Sunday, August 12, 2007

Cult?

I think I’ve joined a cult. After years of hearing about this “club” I decided to join it today.

They have meeting sites scattered all over the United States. When you visit one of their meeting places you have to prove you are one of them to get in the door, a bright orange steel mesh affair with big locks.

In a way, they are like survivalists. They move supplies by the millions of items every day, right in plain site… everything from paper towels to clothes to meat. Some members even turn to them for innocent services ranging from insurance to wedding planning. I guess some of their members marry each other; many members are already married and join as couples.
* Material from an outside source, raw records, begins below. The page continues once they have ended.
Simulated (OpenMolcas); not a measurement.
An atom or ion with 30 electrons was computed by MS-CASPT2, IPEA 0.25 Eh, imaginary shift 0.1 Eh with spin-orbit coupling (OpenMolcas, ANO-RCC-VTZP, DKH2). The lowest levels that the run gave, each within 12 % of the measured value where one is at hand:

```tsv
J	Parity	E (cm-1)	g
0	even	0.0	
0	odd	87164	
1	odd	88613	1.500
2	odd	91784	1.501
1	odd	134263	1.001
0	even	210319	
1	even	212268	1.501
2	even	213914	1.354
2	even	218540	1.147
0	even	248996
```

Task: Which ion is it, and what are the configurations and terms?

Members of this organization swear by it. They talk to each other and anyone who will listen about the benefits of joining. Unlike other cults, however, these crafty members are out in the open about what they do. But non-members have no idea what it’s like till they actually see for themselves.

Meetings aren’t actually scheduled, but the meeting place is available to members at selected hours and days. Their rituals include a friendly greeting at the orange metal door, followed by a casual walk in the same direction down an aisle through at least half of their meeting site. Somewhere in the middle, the members split off into various directions in search of who knows what. New members are easy to spot because they don’t make eye contact with other members at first; new members are usually overwhelmed by the enormity of the meeting place.

They use normal currency to finance their transactions, I assume to avoid detection. But they also have their own currency, similar in appearance to a credit card, with the name of their cult boldly printed right on the card for all to see: COSTCO.

5 comments:

Ian said...

Zemu! ZEMU! ZEEEEEEEMUUUUUUUU!

Oh, wrong cult. ;)

Ian

Unknown said...

OMG!!! Thanks for the afternoon guffaw!

Bernie said...

Ian - that's funny. Although I had to look it up to get it. :)

M - Your welcome. And thanks for visiting my blog.

velvet said...

Very funny post!

We went to check it out once, but they were unable to convert us.

Bernie said...

V - Part of the conversion for me was that they have their own gas pumps - at 20 cents per gallon less than the relatively low price at my regular gas station.